So far as we have been able to construct a picture of the various experiences of Gypsies by the eighteenth century, it seems reasonable to suggest that despite fierce legislation they were by and large able to create an often precarious existence, often, but not exclusively, on the fringes of European society. In this regard, their experiences can be seen in the same light as Jews of eastern and central Europe, whose opportunities were constrained socially by their religious difference, and economically by common prohibitions on landowning. Positioned between the Catholic nobility and peasantry, they emerged as artisans, tradesmen, merchants and estate managers. In Poland, for example, everyone, ‘whether nobleman or labourer, peasant or city dweller, turned to the Jew to buy or sell, to borrow or to pay taxes, to travel or to patronise a tavern’.22 It is perhaps clear to us how states and societies were consequently instrumental in the creation and fulfilment of stereotypes of minorities: Jews were barred from certain livelihoods and then criticized for being, and stereotyped as, money lenders and avaricious merchants. Similarly, Gypsies across Europe were moved on, hunted down, seen as foreigners and regarded with suspicion. No wonder then that they kept to the margins of societies and the borders of countries.
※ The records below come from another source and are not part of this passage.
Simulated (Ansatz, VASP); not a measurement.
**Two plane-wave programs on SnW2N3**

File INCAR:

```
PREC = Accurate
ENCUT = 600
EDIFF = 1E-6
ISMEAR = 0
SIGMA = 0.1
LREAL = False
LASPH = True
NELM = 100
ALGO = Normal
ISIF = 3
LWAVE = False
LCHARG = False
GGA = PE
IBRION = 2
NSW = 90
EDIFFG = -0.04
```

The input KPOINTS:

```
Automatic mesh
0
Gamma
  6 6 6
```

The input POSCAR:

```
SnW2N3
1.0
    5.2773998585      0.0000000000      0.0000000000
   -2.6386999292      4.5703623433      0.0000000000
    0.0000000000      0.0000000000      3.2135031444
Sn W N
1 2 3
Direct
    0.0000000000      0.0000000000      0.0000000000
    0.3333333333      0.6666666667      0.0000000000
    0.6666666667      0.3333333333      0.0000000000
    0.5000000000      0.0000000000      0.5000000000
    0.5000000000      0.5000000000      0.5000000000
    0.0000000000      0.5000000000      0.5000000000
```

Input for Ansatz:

If we can see how stereotypes might become a self-fulfilling prophecy, contemporary writers, thinkers and legislators were grappling with a very different perspective on the place of minorities in European societies. Although our idea of ‘the Enlightenment’ has become more nuanced as we have moved away from a straightforward narrative of ‘history as progress’, it is still accepted that the late seventeenth and eighteenth centuries saw a significant shift towards a more secular and ‘rational’ understanding of society and humanity.23 As well as being associated with new ways of understanding the relationship between the state and individuals, and hence the function of the state in society, this period also saw the acceptance of the importance of attempts to understand and categorize the world on the basis of observation and evidence. Although appearing to exist in the elite and rarefied world of salons and universities, in fact the shifts in thinking which the Enlightenment engendered are crucial to understanding momentous events of the period – for example the theoretical bases for the French Revolution and American Independence – as well as laying the groundwork for how Europe’s Gypsy populations would be understood and treated in the coming centuries.
We saw
how by the sixteenth century European societies began to wrestle with ideas of ‘race’ that were informed by the process of colonial expansion outside Europe. By the eighteenth century these emerging ideas of ‘race’ intersected with Enlightenment ideas of progress and rationalism so that, to put it crudely, thought, reason and civilization became associated with ‘white’ people and northern Europe, while unreason and savagery were conveniently located among ‘blacks’ and ‘non-whites’ outside Europe.24 Within Europe we see similar hierarchies of race being set out (a tendency that was to become intensified in the nineteenth century with the ascendancy of social Darwinist thinking), so that those living on the margins of Europe and at the margins of society were positioned as closer to nature, to chaos and to savagery.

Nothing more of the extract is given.